My guess as to how this would work: the machine will first guess from the data alone if this is one of the categories it has already seen/inferred (share prices, google trend cat searches etc.) Then it'll output a plausible completion for the category.
That doesn't seem as if it will work well for any categories outside the training data. I would rather just use either a simple model (ARIMA or whatever) or a theoretically-informed model. But what do I know.
EmilStenstrom 1 hour ago
Here is the link to the blogpost, that actually describe what this is: https://github.com/google-research/timesfm?tab=readme-ov-fil...
[-]
- nels 53 minutes ago
  I think you meant to link this page: https://research.google/blog/a-decoder-only-foundation-model...
- refulgentis 56 minutes ago
  That takes me to the same content as the submission, a GitHub repo (Chrome on iOS)
  [-]
  - rockwotj 53 minutes ago
    Probably the better link: https://research.google/blog/a-decoder-only-foundation-model...
    [-]
    - akshayshah 52 minutes ago
      And https://arxiv.org/pdf/2310.10688 if you want the full paper.
  - Cyuonut 52 minutes ago
    I suppose they tried to link this: https://research.google/blog/a-decoder-only-foundation-model...
wiradikusuma 42 minutes ago
Also: https://github.com/Nixtla/nixtla and https://facebook.github.io/prophet/
ra 23 minutes ago
This has been around a few months now, has anyone built anything on it?
Foobar8568 1 hour ago
Somehow I missed that one. Are there any competition on this?

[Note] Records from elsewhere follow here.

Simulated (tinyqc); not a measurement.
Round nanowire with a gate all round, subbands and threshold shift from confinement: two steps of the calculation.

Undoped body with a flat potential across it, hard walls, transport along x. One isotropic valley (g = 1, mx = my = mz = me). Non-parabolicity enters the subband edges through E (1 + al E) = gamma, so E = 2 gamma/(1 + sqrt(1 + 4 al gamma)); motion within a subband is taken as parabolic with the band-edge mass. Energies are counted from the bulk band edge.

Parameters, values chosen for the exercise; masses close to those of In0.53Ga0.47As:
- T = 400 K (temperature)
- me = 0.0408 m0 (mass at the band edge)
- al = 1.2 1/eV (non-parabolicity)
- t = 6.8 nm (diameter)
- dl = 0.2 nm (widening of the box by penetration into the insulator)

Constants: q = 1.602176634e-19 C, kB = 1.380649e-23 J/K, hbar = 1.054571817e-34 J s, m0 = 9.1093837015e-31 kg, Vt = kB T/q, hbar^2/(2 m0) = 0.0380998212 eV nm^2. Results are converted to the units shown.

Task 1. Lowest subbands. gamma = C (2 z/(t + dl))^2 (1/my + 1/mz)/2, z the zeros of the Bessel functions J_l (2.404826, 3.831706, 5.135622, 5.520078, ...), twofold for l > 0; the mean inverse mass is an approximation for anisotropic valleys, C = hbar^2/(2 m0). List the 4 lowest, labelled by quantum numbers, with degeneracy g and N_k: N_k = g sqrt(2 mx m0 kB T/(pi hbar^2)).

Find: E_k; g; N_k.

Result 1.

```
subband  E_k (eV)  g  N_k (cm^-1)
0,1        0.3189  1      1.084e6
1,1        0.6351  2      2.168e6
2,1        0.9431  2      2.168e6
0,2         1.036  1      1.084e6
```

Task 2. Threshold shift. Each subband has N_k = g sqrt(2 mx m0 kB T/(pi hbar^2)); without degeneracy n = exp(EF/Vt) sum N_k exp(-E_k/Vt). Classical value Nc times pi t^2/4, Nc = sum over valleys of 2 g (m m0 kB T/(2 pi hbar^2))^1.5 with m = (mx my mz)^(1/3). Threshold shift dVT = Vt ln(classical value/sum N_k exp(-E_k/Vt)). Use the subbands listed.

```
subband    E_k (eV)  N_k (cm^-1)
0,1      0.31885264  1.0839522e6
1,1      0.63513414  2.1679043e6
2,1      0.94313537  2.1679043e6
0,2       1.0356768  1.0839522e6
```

I always had difficulties with ML and time series, I'll need to try that out.
[-]
- rockwotj 49 minutes ago
  https://www.datadoghq.com/blog/datadog-time-series-foundatio...
  https://moment-timeseries-foundation-model.github.io/
  https://arxiv.org/abs/2403.07815
  A friend at work used one to predict when our CEO would post in Slack, which is verry entertaining to see if correct.
jdthedisciple 23 minutes ago
Let me be blunt: Shannon would tell us that time forecasting is bullshit:
There is infinitely more entropy in the real world out there than any model can even remotely capture.
The world is not minecraft.
[-]
- mikkom 11 minutes ago
  Yeah all weather forecasts are just magic